By FARNAZ FASSIHI
The United States is asking that Iran immediately release two jailed foreign nationals even as it pursues talks over Tehran’s nuclear program, according to people familiar with the negotiations.
Families, colleagues and friends of the detainees have collected petitions signed by prominent figures and written letters to public officials as part of their far-reaching efforts to win the release of American-Iranian scholar Kian Tajbakhsh and Canadian-Iranian Newsweek journalist Maziar Bahari, who have been held captive by Iran for roughly three months.

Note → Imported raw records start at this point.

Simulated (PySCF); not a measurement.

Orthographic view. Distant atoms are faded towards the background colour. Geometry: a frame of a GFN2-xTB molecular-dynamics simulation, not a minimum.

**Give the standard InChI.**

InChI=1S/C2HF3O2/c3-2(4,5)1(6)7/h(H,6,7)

The State Department says it pressed Iran on its human-rights record when representatives of the two countries sat at the negotiating table to discuss Iran’s nuclear program in Geneva last week. So far, Iran hasn’t taken any action.
The U.S. didn’t make the release of Mr. Tajbakhsh, 47 years old, and Mr. Bahari, 42, a condition for further negotiations on the nuclear matter. The U.S. used the opportunity of the face-to-face high-level meeting with Iran to appeal for their release on humanitarian grounds and as a measure of goodwill, the people familiar with the talks say.
Supporters of the two men hope the backdrop of the talks will aid their cause. “If Iran is trying to build trust with the rest of the world one good way to do it would be to release people like Maziar and Kian,” said Newsweek’s foreign editor Nisid Hajari.
The two men are the only foreign nationals arrested in relation to the recent unrest surrounding controversial presidential elections in June. Neither has a political affiliation in Iran.
Three young Americans have been detained since the end of July by Iran for illegally crossing the Iranian border during a hike in the Kurdish areas of northern Iraq. Iran allowed a representative of the Swiss Embassy to meet with the hikers last week.
Mr. Tajbakhsh and Mr. Bahari were arrested soon after the elections, on different days but under similar circumstances. Intelligence officials raided their homes in the middle of the night, confiscated their computers, documents and passports. The two men were taken to the notorious Evin prison, to the ward controlled by the intelligence unit of the Revolutionary Guards. They have had no access to legal counsel, and haven’t been charged or sentenced, according to their families.
Prisoners who have been released on bail recently from the same ward say they were blindfolded most of the day, beaten, psychologically tortured and interrogated for up to 12 hours at a time, often in the middle of the night.
Mr. Tajbakhsh and Mr. Bahari looked visibly thinner and haggard when they appeared in televised mass trials in August next to prominent opposition figures. Each delivered a confession detailing how, in their respective roles as academic and journalist, they had unwittingly participated in a plot by the West for a so-called soft revolution against Iran’s regime.
The court appearance was the first time their families had seen them since the arrests. Families and colleagues dismiss the confessions and say they were coerced.
Mr. Tajbakhsh’s two-year-old daughter, Hasti, ran to the television and kissed the screen as it showed him mumbling his confession, and his wife sobbed, according to family members. Mr. Tajbakhsh and his family were planning to move this fall from Tehran to New York, where he was scheduled to start teaching at Columbia University.
In London, Mr. Bahari’s wife, Paola Gourley, is eight months pregnant with the couple’s first child. She says her husband’s hollow eyes in court shocked her.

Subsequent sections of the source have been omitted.